Definitely worth playing with. In the bit that I've done, it's been quite a natural experience. Takes getting used to writing some of the symbols, though.
 
4:21 AM
Interesting. Modified multiple assignment performs f on each of the names individually. I got tripped up, thinking (a b c)f←⊂x y z would be the same as a b c←(a b c)f⊂x y z. Instead it's a←a f⊂x y z ⋄ b←b f⊂x y z ⋄ c←c f⊂x y z`.
 
 
1 hour later…
5:38 AM
@B.Wilson ooh
 
@B.Wilson While indeed the implicit ¨ is odd, imo at least, your stated equivalence isn't quite correct. It is a b c←(a b c)f¨⊂x y z or a←a f x y z ⋄ b←b f x y z ⋄ c←c f x y z. I believe the reason for an implicit each actually has nothing to do with the multiple-ness, but rather the not-just-simple-ness of the assignment, such that there's an implicit each in a[3 1 4 1]+←1. If not for that, a[1] wouldn't get incremented twice.
I also write APL by hand on occasion, and I've seen a few others do too.
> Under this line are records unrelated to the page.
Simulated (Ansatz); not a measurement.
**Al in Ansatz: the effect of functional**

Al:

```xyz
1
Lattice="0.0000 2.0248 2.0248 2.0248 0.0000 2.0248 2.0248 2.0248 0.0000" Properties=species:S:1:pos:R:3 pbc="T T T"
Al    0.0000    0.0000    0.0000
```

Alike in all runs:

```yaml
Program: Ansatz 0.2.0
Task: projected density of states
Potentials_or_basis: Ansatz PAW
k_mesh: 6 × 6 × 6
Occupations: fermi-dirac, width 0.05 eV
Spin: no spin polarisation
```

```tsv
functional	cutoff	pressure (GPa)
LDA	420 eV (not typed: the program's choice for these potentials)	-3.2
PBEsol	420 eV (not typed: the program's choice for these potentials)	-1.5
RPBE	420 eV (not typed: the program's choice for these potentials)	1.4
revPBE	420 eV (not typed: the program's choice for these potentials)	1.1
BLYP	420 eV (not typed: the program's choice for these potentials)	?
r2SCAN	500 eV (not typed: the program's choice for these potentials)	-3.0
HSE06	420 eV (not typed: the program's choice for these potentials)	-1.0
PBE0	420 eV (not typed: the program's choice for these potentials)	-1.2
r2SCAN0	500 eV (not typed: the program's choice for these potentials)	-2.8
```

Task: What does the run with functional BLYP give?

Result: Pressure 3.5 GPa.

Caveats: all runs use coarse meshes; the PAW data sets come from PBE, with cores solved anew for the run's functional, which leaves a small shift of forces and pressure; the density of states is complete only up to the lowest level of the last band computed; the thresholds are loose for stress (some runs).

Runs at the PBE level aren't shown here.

@B.Wilson Thanks, I'll have that fixed. (The default is 0.)
(Logged as issue 20325)
 
6:10 AM
@Adám Ah, you're right (as usual)! Added an extraneous Enclose.
Hrm. Nice example with a[3 1 4 1]. So the implict Each is a property of all forms of modified assignment?
 
Yes, I believe so. If you don't want it, you can use @ instead.
 
6:59 AM
@Adám if i search for this(https://aplcart.info/?q=⎕Rl) on aplcart. The TIO link on the first result(`⎕RL←⍬ 1`) takes me to a TIO(https://tio.run/##SyzI0U2pTMzJT////1Hf1EdtExSAVEjw//8A) with a timestamp expression(⎕← ⎕TS)

Looks like a small bug
mmm, the link to the query didn't work. The query is: ⎕RL
 
 
1 hour later…
8:11 AM
@sloorush Thanks. Fixed.
 
 
2 hours later…
10:05 AM
@Adám Thank you
 
@B.Wilson Fixed. (Change'll show up when we next build and release the docs set.)
 
 
3 hours later…
1:15 PM
@Adám@B.Wilson renaming the file to SQAPL.dws worked. Adám I think it's correct to say this is a bug in loaddata.dws- as distributed it's not cross-platform compatible
 
1:26 PM
@RoundTower Logged as issue 20335 and will be fixed now (for inclusion in future builds).
 
 
1 hour later…
2:31 PM
@sloorush oh gosh the amount of paper wasted for a java exam :)
 
 
2 hours later…
4:53 PM
@B.Wilson sorry is this in reference to what I posted? It can be hard sometimes to follow threads on here. If it is I am reading this as z being applied to the tradfn.
This is an insight that I wouldn't have caught. I appreciate it.
 
 
1 hour later…
6:21 PM
@Jeremygee hahaha! I swear
 
7:22 PM
Is there an APL font that does not look so dim on dark background?
APL2741, SImPL, and Courier are too thing for a dark color scheme.
Even APL385 cannot save this color scheme
*thin
 
7:39 PM
that seems more like an issue with the color scheme and not the font
 
 
1 hour later…
8:48 PM
@LdBeth APL385 is quite bold, but how do you envision that a font can increase contrast?
 
9:15 PM
For certain opentype fonts there is possibility to get extra bold variants, unfortunately APL385 has no such features.
 
Some systems are pretty good at artificially bolding fonts, but I still don't understand how that can help here.
 
I ended up switching to a much brighter color for operators and functions, since in APL code they are much common than identifiers. :)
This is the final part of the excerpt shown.